Sequence - (8)
11. Irrisores Elisaei
dum conscendit domum Dei,
zelum calvi sentiunt.
David arrepticius,
hircus emissarius
et passer effugiunt.
'Those who jeer at Elisha when he goes up to the house of God, feel the zeal
of the bald man.'
The reference is to II Kings 2:23-24:
'He went up from there to Bethel; and while he was going on the way, some
small boys came out of the city and jeered at him, saying, "Go up, you
baldhead! Go up, you baldhead!" [or, no doubt, words to that effect]. And
he turned around, and when he saw them, he cursed them in the name of the
Lord. And two she-bears came out of the woods and tore forty-two of the boys.'
It would be unseemly to digress about the pernicious effects of my own
cursing. There is no doubt where the story comes from; what is not so
obvious is why it should prefigure the Resurrection. Perhaps some Gentle
Punters have information about this?
arrepticius in this context means 'inspired' David is regarded as the
author of the Psalms, which are regarded as inspired prophecy. The Psalms
are very often thought of as speaking in the person of Christ; the
reference to the sparrow, two lines later, speaks typologically of the
Resurrection.
hircus emissarius, 'the goat sent out' is the scapegoat of Leviticus 16:20-28.
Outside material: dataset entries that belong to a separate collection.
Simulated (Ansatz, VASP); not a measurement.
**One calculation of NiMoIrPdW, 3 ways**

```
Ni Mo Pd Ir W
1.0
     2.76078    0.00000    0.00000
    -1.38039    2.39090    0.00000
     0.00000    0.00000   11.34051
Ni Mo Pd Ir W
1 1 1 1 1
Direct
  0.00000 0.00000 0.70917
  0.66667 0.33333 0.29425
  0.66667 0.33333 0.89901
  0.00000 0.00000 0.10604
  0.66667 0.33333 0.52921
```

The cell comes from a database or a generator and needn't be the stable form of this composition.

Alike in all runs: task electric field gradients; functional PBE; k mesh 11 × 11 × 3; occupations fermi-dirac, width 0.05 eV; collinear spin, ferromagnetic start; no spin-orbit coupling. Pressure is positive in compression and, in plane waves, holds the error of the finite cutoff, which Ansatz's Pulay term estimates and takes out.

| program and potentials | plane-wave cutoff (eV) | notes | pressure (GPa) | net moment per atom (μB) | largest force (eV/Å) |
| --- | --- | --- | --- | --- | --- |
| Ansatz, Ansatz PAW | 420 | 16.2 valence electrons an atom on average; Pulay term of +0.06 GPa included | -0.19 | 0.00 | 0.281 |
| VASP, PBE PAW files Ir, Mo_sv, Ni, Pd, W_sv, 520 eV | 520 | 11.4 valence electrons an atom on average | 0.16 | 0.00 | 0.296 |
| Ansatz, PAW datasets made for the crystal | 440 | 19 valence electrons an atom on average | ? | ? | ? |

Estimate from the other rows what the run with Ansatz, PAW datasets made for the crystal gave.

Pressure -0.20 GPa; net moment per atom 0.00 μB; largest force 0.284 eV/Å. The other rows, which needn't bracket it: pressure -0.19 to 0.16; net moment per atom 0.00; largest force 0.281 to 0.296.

16:22 Cumque portaverit hircus omnes iniquitates eorum in terram solitariam,
et dimissus fuerit in deserto, revertetur Aaron in tabernaculum testamonii . . .
16:26 Ille vero, qui dimiserit caprum emissarium, lavabit vestimenta sua . . .
'And when the goat has carried all their iniquities into a solitary country,
and it has been sent out into the wilderness, let Aaron return to the
tabernacle of the covenant . . .'
'And he who has sent out the scapegoat shall wash his vestments . . .'
The identification with Christ is made easier by the 'Suffering Servant'
passage in Isaiah 53:
53:4 Et dolores nostros ipse portavit
'And he himself has borne our sorrows'
'passer', the sparrow, is from Psalm 101(102):8,
'Vigilavi, et factus sum sicut passer solitarius in tecto'
'I have watched, and become as a lonely sparrow on the roof'
And what, you may say, does that have to do with Christ's resurrection? I
have to hand J.M. Neale's Commentary on the Psalms, which is a compilation
of patristic and medieval commentaries - a sort of latter-day Glossa
Ordinaria. He comments on Psalm 102 in the BCP version:
6. I am become like a pelican in the wilderness: and like an owl that is
in the desert.
7. I have watched, and am even as it were a sparrow: that sitteth alone
upon the house-top.
'I have watched, in prayers and fastings and vigils, against all the snares
of the enemy, and that as a sparrow on the house-top, uplifted in faith upon
the Church as a secure watch-tower, sitting alone, because separated from
worldly companionship. Of CHRIST they take this watching to be His awaking
at the Resurrection, His sitting on the house-top, to mean his Ascension
into heaven, where He, alone of all mankind, sitteth in the highest;
whereas, but a little before, He was lying, as a bird of night, in the
darkness of the grave, amisdst the ruins of those gates of hell which he
smote down'
Neale has marginal acknowledgements to Dionysius the Carthusian,
Cassiodorus, Gregory the Great and Augustine among others. I pass over the
well-known association of the Pelican with Corpus Christi, which Neale also
discusses.
Augustine, Ennarationes in Psalmos, says of this passage:
"I have watched:" and "am become even as it were a sparrow, that sitteth
alone upon the house-top". Thou hadst then slept amid the ruins, and hadst
said, "I laid me down, and slept." What meaneth, "I slept"? Because I
chose, I slept: I slept for love of night: but, "I rose again," followeth.
Therefore "I watched," is here said. But after He watched, what did He? He
ascended into heaven, He became as a sparrow by flying; that is, by
ascending; "alone on the house-top;" that is, in heaven. He is therefore
as the pelican by birth, as the owl by dying, as the sparrow by ascending
again . . .
For our Head is as the sparrow, His body as the turtle-dove. "For the
sparrow hath found her an house [ps. 83(84, Passer invenit sibi domum]."
What house? I heaven, where He doth mediate for us . . .
One could write a Divine Aviary, on the lines of the Bestiary!
The Supple Doctor.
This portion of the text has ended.